The original, low-tech materials used to construct the Panorama itself were urethane foam mounted on Formica flake board, while the buildings were made of wood, plastic and hand painted paper, and the bridges of brass. More recent technically sophisticated building additions are made by architectural model makers of laser cut/etched acrylic plastic from computer-aided designs.
The Panorama was one of the most successful attractions at the 1964/65 Fair, with a daily average of 1,400 people taking advantage of its 9 minute simulated helicopter ride around the City providing a “god’s eye” point of view of the complex topography of the five boroughs, narrated by Lowell Thomas. The original design layout allowed visitors to view the model at sea level and from a simulated 20,000 foot elevation. The ride was a bargain at 10 cents per person while the design and construction of the entire Panorama cost the city $672, 662.69.
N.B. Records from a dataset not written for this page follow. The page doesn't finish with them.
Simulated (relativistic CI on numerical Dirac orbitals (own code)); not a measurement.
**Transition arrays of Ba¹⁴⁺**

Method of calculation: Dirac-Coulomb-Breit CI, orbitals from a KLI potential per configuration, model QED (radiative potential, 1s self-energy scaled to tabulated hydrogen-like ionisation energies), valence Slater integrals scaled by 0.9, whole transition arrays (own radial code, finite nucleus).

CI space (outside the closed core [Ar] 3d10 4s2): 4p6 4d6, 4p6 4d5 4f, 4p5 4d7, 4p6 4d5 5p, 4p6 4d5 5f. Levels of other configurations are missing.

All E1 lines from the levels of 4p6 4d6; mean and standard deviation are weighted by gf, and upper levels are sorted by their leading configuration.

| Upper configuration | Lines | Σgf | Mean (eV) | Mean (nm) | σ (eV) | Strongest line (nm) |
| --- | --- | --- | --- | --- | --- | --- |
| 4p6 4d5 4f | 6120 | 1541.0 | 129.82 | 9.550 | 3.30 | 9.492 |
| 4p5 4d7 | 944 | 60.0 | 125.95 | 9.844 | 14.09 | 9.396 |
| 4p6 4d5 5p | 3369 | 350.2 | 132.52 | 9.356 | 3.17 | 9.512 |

After the Fair, the Panorama remained open to the public as it’s originally planned use as an urban planning tool was seemingly forgotten, though the popular ride stayed in use for three or four years. Designed to stay current with the endlessly changing city, completely accurate updates took place in 1967, 1968, 1969 and 1974 by Lester’s team. From 1974 to 1992, very little changes were made when again Lester Associates changed over 60,000 structures to bring it up-to-date.